The head of the Philippine bishops’ conference expressed concern over what he perceived to be a growing trend “of rebuffing church morals and doctrine” in his country.

Archbishop Socrates Villegas of Lingayen-Dagupan opened his Easter message with a searing rebuke of the faithful in the Philippines, questioning their behavior.

“How many of our Catholics openly and blatantly declare, ‘I am a Catholic, but I agree that drug addicts must be killed; they are useless. I am a Catholic but I am pro-death penalty. … I am a Catholic, but I do not always obey my bishop, he is too old-fashioned. … I am a priest but my bishop’s circulars are optional for obedience. … I am a Catholic but … I am a Catholic but …,'” Villegas trailed off in the published message.

Since Philippine President Rodrigo Duterte took office in June 2016 on a promise to eradicate crime and kill drug dealers and addicts, the archbishop has been a vocal critic.

RELATED: ‘I will go to hell. Join me,’ says Filipino leader about Catholic backlash

Months later, more than 7,000 people, most of them impoverished, have died in either police anti-drug operations or in unexplained killings. And in early March, Duterte’s allies in the Philippine House helped pass a measure reinstating the death penalty, with the primary goal of executing drug offenders.

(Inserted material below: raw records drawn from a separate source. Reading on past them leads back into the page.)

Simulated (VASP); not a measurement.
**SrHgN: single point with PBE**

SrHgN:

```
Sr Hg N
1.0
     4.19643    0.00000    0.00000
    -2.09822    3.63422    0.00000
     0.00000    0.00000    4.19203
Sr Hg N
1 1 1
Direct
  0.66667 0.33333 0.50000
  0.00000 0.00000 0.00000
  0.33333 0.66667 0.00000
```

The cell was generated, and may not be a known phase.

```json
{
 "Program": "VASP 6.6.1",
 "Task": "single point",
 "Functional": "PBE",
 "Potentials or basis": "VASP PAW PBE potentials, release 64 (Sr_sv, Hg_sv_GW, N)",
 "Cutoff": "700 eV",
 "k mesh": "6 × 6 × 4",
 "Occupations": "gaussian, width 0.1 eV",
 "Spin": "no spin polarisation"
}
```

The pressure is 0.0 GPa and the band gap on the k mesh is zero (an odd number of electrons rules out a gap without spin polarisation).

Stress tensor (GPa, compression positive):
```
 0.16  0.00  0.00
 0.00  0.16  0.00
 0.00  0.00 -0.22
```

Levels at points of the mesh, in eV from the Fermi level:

Villegas’s criticism has grown more strident with the body count increasing and the latest steps toward restoring execution. The prelate has led prayer marches and authored letters and official conference documents decrying the “war on drugs” and the death penalty. Other church officials have also expressed dismay through various statements.

However, Duterte’s popularity ratings remain high, with supporters expressing strong backing online. In response to his church critics, Duterte has called priests hypocrites and accused them of being pedophiles or leading secretly married lives, among other scathing remarks.

In his Easter message delivered at St. John Cathedral in Dagupan City, Villegas said it has become “fashionable” to make priests and bishops “the punching bags of public officials to the glee of our parishioners.

“The church is ridiculed and her churchmen are rebuked. Christ’s teachings are relentlessly challenged. Human life is cheaper than a gun. God’s mercy is disdained and scorned,” he said, pointing out people’s apathy as they “walk not forward but backward, becoming, day by day, an angry society.”

Villegas was particularly emphatic about bishop-bashing on the internet.

“We bishops have become martyrs in social media,” said the prelate. “We are killed a thousand times; our trolls are in the thousands. When we speak, they want us muted. When we oppose, they want us maimed. When we stand for life, they want us dead.”

The archbishop said if this type of behavior continued he expected to see “more and more priests and bishops dying as martyrs in the prime of their lives.

“If this should happen: Stand up and take courage. Go to jail for the sake of the Gospel. Be ready to be killed for the sake of our faith. The church will not die when Christ’s believers are killed. The Catholic faith will bloom, grow and glow,” said Villegas.